New quad core Android media players XBMC

Claudius-07

Member
Dec 4, 2009
187
0
0
Years ago I bought a Mygica 520 android media player, using a dual core A9. There were many media boxes like this, Pivos, geniatech etc. I've used this on my TV for ever and it runs XBMC. I love it but it is a bit slow if you wish to run any modified skins etc. Lately the bloody thing wont keep it's settings and I have reboot it almost every day... wont do scraping etc. Oh well it lasted for every for $80. Not bad.

Lately I've seen a FLOOD of "new" quad core android boxes, with a quad core A9, more RAM, and an octo-core Mali-450MP GPU that support even 4K and run Andrioid 4.4. As usual way too many brands out there.

The most common that I see on sale online is the M8 quad core or the Measy B4A and variants of these at every reasonable prices like $80-$90ish. I know Geniatech says they have the ATV 1800 version but for the life of me I can't find a definitive place to order it from that actually has them and can deliver. Then again the price of that one is like $199+.

I cant find any reviews these or any decent current reviews. Anyone know if they work with the Logitech Harmony remove like the Pivos and the Mygica and Geniatech ones did?

In fact, anyone here have one of these new quad core media boxes?
 

DesiPower

Lifer
Nov 22, 2008
15,299
740
126
Quad Core, not sure... you can get a old tablet, something like TF300T, you can get those for around $150 - 200. It has quad core, HDMI and will do everything you throw at it. You can control its XBMC via wifi

But why do you need quad core? Atom based Chromebox or NUC will meet all your needs.
 

tential

Diamond Member
May 13, 2008
7,348
642
121
Did you try XBMC's forum on the hardware section?

Because oh, I dunno, maybe users over there might be interested in these types of products?

There are only threads 15+ pages long about them over there.....
 

poofyhairguy

Lifer
Nov 20, 2005
14,612
318
126
If I had to get a quadcore ARM XBMC box, I would get a FireTV.

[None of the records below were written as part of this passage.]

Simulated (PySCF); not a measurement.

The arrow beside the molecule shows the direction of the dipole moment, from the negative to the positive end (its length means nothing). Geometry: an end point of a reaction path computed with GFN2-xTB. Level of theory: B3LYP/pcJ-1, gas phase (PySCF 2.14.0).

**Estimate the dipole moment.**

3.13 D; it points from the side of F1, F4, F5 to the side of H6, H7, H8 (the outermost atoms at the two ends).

The problem is each SoC pretty much requires XBMC support to fully work, so unless you have a box that is popular you might get screwed when no one releases a build of the next version that works for your box. FireTV is popular enough you would be safe.

My honest overall opinion is XBMC is best on x86. Maximum file compatibility, plugin compatibility, and potentially enough power to decode the hardest file or run the nicest skin completely on the CPU.